The Bank of Portugal (BdP) updated its economic projections for the national economy on Tuesday, which indicate an upward revision of the Gross Domestic Product (GDP) growth forecast for 2025 to 1.9%, partly driven by private consumption due to the reduction in IRS.
In its October Economic Bulletin, the central bank predicts GDP will rise by 1.9% in 2025 compared to 2024, whereas the previous forecast in June suggested a 1.6% increase. However, this variation remains below the 2.3% prediction made by BdP in March this year.
For the next two years, the central bank’s projections remain unchanged. Growth is expected to be 2.2% in 2026 and 1.7% in 2027, maintaining the pace anticipated in the previous bulletin.
“The 0.3 percentage point revision of GDP growth for 2025 reflects the incorporation of the latest national accounts data and higher growth projected for the second semester,” the central bank explains, adding that the release of annual national accounts revealed “higher GDP growth in 2023 and 2024 (0.5 and 0.2 percentage points, respectively).”
The revisions, it details, “reflect a greater contribution from domestic demand,” due to “upward revisions in the contributions of private consumption, public consumption, and investment” in 2023 and “a greater contribution from investment” in 2024.
Simultaneously, “the quarter-on-quarter GDP variation for the first quarter was also revised upwards by INE, and the second quarter’s growth surpassed the projection in the June Economic Bulletin (0.2 and 0.3 percentage points, respectively),” says the BdP.

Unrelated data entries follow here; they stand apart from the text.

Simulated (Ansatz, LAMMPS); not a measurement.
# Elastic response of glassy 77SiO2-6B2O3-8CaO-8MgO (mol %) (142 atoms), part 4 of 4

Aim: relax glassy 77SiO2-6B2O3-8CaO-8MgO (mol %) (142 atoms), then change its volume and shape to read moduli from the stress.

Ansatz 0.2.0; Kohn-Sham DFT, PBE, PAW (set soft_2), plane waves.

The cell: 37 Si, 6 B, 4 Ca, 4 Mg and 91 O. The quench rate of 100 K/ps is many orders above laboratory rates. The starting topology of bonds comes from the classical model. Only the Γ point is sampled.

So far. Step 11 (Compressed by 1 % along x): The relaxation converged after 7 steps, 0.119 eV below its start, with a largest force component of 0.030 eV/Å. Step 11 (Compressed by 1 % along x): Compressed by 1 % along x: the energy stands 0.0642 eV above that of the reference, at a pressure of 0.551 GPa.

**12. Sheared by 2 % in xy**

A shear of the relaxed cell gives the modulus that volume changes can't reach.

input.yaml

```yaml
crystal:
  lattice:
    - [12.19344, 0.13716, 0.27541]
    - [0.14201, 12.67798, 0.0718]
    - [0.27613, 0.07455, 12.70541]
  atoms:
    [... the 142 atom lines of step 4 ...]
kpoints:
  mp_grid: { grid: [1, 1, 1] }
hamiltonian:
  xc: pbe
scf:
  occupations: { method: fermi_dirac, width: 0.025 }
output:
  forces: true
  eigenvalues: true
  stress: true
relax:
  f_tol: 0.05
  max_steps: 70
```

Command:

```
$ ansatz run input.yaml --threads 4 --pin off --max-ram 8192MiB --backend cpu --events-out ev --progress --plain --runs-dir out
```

Two measures expected to boost consumption
According to the central bank, two measures are expected to boost consumption: the reduction in IRS approved by parliament in July, felt in wages of workers and pensioners from August, and the extraordinary supplement to pensioners in September.
In the bulletin, the BdP refers to these two factors. “New budgetary measures were taken with a positive impact on household disposable income in 2025, namely a new IRS reduction, with retroactive effects to the beginning of the year, and an extraordinary supplement for lower pensions,” it notes, recalling that “similar to what happened in 2024, the update of withholding tax tables to reflect IRS changes introduces volatility in the quarterly profile of disposable income, with effects extending into 2026.”
From 2025 to 2027, Portugal is expected to grow above the euro area’s average (2% against 1.2% in the monetary zone). The GDP per worker is 0.9%, compared to 0.6% in the euro area, forecasts the central bank.
Should the 1.9% variation be confirmed, the GDP growth level will still be below the figure predicted by the Government of Luís Montenegro (PSD/CDS-PP) in the State Budget for 2025, which was 2.1%. On September 11, the Minister of Finance, Joaquim Miranda Sarmento, acknowledged that the pace “is below the Government’s target, ambition,” although the performance continues to surpass that of the euro area.
In the BdP forecasts, private consumption this year, instead of varying by 2.2%, is expected to grow by 3.3%.
For public consumption, the central bank projects a variation of 1.6%, also better than the 1.1% forecast in June.
And in the labor market?
The Bank of Portugal (BdP) points to a slowdown in the employment level in the country and a stabilization in the unemployment level until 2027.
In the Economic Bulletin, the central bank predicts that after a 0.7% variation in 2024, employment will grow by 1.8% this year, followed by a slowdown, with variation reducing to 0.9% in 2026 and 0.5% in 2027.
“An employment slowdown and stabilization of the unemployment rate at low values is projected,” summarizes the BdP, noting that after an average growth of 1.3% in 2023 and 2024 and a progression of 1.9% in the first half of 2025, “employment should continue to register increases in the projection horizon, albeit gradually smaller.”
Regarding unemployment, the BdP estimates the rate will decrease from 6.4% in 2024 to 6.2% in 2025, then rise to 6.3% in the following year and remain at the same percentage in 2027.